'Laptop test' is a career guide for one of Facebook's first employees
Author and comedian Paul Ollinger says how you look at your laptop in the morning is a good indicator of whether you're on the right path

Every day Paul Ollinger wakes up at 5am, turns on his laptop, and gets straight to work.
It's not because he's got colleagues in other time zones, and it's not because he answers to a workaholic boss who expects him to be on call all the time.
In fact, Ollinger doesn't have colleagues or a boss per se. He's a stand-up comedian, and he rises at 5 to start working because he's just too excited to stay asleep any longer.

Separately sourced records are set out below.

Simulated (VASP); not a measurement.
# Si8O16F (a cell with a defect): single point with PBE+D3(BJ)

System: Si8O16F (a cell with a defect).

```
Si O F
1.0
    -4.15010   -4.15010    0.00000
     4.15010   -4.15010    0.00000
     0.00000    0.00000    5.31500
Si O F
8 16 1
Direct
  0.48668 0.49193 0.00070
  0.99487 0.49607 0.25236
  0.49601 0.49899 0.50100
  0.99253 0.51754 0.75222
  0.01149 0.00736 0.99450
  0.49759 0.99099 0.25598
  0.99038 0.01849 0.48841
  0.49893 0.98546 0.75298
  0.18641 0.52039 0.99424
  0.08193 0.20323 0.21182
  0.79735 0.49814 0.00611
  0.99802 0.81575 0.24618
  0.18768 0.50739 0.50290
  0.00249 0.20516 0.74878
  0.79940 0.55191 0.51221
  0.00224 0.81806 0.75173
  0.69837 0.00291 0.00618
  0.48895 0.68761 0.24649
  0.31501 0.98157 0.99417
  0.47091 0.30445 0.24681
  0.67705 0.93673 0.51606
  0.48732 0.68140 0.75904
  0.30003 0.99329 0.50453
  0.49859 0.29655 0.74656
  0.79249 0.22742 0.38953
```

Ollinger, 47, was one of the first 250 employees at Facebook, working in sales; he left the company in 2011.
About two years ago he became a full-time comedian, fulfilling a dream that he'd had for most of his adult life. In April 2016, he published his first book, a comedic guide to applying to business school titled "You Should Totally Get an MBA." (Ollinger graduated from the Tuck School of Business at Dartmouth in 1997.)
The fact that he wakes up so eager to start writing material for shows is, for him, a meaningful sign that he's doing exactly the kind of work he's supposed to be doing. He calls it the "laptop test."
"What's your orientation toward your laptop when you wake up in the morning?," he says. "Are you dying to open it — do you see it as opportunity? Or do you see it as Pandora's box?"